1. What are your goals for the tank? Are you wanting high light, fast growth? or Easy maintainence, slow growth.

This first question will set everything else in motion. You could always start out as a low light tank, and move up to a high light as you get used to the planted side of the hobby. You will not need near the lighting you are using over your reef, and the first mistake people tend to do is overdo the lighting.

If you were to go high light, you would certainly need a pressurized co2 system. A drop checker (to get a rough idea of the co2 in the water) and a method of diffusing.

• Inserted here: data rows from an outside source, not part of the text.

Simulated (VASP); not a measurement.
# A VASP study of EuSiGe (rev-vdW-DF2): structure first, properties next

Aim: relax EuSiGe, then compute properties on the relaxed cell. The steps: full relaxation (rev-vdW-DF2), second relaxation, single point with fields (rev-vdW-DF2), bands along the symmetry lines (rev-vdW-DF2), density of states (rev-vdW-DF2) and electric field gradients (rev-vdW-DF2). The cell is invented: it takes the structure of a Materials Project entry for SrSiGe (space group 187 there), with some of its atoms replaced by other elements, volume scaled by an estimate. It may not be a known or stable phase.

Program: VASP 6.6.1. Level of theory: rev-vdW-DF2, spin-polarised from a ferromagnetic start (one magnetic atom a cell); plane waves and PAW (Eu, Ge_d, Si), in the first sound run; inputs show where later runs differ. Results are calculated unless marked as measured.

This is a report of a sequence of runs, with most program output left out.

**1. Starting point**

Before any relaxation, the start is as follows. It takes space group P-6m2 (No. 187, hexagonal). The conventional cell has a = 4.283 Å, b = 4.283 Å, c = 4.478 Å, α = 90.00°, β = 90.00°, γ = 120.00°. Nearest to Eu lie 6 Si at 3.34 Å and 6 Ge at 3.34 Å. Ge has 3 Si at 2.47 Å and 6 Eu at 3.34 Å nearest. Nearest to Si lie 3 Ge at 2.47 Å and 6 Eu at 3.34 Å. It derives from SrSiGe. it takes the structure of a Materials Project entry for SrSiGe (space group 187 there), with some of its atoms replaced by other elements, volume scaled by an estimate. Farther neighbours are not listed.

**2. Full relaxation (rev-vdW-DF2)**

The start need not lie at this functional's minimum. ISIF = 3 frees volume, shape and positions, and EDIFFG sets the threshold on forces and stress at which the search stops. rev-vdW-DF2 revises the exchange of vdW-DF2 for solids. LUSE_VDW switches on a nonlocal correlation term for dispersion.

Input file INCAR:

You might look into the T5 high output bulbs if you are going high tech lighting. The range you should look at would be the 6500-10,000k range. Hoppy has an excellent chart in the following link to determine your lighting requirements.
https://www.plantedtank.net/forums/li...t5-t12-pc.html

The tank under high light will require frequent fertilization, there is a method that a good majority of us use. It is not too complicated, and gives your plants whatever they need. Here is a link to the EI method.
https://www.plantedtank.net/forums/fe...-regimes_.html

as for substrates. There are many good choices here. There is the Diana Walstad method of using organic potting soil, but if you need to move plants frequently, it will become a mess. Others use the ADA aqua soil, some are using the new fluval stratum. There are others like Florite, Activ-flora, ect. I would pick the one that is going to work best for your goals.